Weed leaves US with few options

Update: 2014-01-31 23:04 GMT
At Washington’s airports, including Seattle-Tacoma International, there’s nothing police can do to prevent travelers from flying with pot in their carry-on or checked luggage, provided it doesn’t exceed the state legal limit of one ounce. Instead, airport officials say, officers simply recommend that travelers leave it in their cars, toss it or have a friend pick it up.

But in Colorado, where the legal pot law gives property owners more authority to restrict the drug, some airports have banned marijuana possession and enacted penalties, including fines as high as $2,500 and a jail stint at the airport in Colorado Springs.

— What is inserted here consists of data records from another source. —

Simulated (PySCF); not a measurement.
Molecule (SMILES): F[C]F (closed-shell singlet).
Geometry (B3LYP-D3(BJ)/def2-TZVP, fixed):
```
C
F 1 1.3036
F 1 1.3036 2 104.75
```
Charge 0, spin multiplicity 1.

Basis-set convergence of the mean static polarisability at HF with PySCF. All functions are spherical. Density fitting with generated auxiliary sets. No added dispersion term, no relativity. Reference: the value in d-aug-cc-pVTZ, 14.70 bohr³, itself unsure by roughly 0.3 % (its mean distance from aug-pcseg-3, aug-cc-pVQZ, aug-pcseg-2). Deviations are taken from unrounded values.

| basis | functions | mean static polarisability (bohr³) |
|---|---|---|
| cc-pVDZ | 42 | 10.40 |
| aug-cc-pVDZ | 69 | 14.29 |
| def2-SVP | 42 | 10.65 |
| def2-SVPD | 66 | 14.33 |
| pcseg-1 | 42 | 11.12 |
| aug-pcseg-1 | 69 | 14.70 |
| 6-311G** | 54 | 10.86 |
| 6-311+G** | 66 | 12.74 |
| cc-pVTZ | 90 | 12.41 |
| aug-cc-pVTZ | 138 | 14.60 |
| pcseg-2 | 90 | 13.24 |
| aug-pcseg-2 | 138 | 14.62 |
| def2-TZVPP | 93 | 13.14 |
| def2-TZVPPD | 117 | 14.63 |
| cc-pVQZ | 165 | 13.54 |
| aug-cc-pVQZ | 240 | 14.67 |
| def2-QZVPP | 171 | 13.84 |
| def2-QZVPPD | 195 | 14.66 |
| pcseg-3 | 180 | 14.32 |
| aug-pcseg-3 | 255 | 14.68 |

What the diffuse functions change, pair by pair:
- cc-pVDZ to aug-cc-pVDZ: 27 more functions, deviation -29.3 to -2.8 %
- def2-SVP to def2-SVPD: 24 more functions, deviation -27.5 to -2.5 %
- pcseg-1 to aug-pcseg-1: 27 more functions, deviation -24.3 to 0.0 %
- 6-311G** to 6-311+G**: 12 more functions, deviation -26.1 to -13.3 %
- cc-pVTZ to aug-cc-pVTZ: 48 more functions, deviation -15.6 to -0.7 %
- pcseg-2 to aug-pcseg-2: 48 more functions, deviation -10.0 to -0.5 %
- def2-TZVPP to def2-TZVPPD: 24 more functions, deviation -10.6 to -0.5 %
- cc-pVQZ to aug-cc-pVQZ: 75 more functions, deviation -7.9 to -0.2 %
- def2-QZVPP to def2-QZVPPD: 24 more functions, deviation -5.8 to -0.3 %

‘Carrying marijuana in a civilian aircraft is illegal under federal regulations. That’s why we implemented the rule, to prevent marijuana from reaching a civilian aircraft,’ said airport spokeswoman Kim Melchor, adding that the airport has yet to levy a fine and that a drop-box where travelers can toss excess weed hasn’t been used.

The situation underscores the difficulty officials in both states have as they try to prevent pot from leaving their borders - one of several conditions the Department of Justice imposed when it allowed the legal pot experiments to proceed.

An attorney with Smart Colorado, which opposed legalization, worried about tourists transporting tiny, concentrated products, such as hardened hash oil that has enough THC, pot’s primary psychoactive chemical, for hundreds of uses.

‘For the size of a traveler’s shampoo bottle, you can serve an entire urban high school and get them stoned,’ Rachel O’Bryan said.

Voters in the two states approved legalizing marijuana for adults over 21 in 2012, but the laws don’t allow people to take pot out of state. Federal law prohibits marijuana possession, on a plane or anywhere else. Anyone who touched down in the other 48 states where marijuana is illegal would also be violating state law.

While the Justice Department said it wanted the states to keep the legal weed in state, there’s been little to keep people from trying to bring back souvenirs from the legal-pot states. The Transportation Security Administration makes travelers empty their water bottles, but when agents encounter personal amounts of marijuana at security checkpoints, they typically don’t call the DEA or FBI. Federal prosecutors don’t waste their time on such small potatoes. An agency spokesman said TSA’s focus is on terrorism and threats to the aircraft and passengers.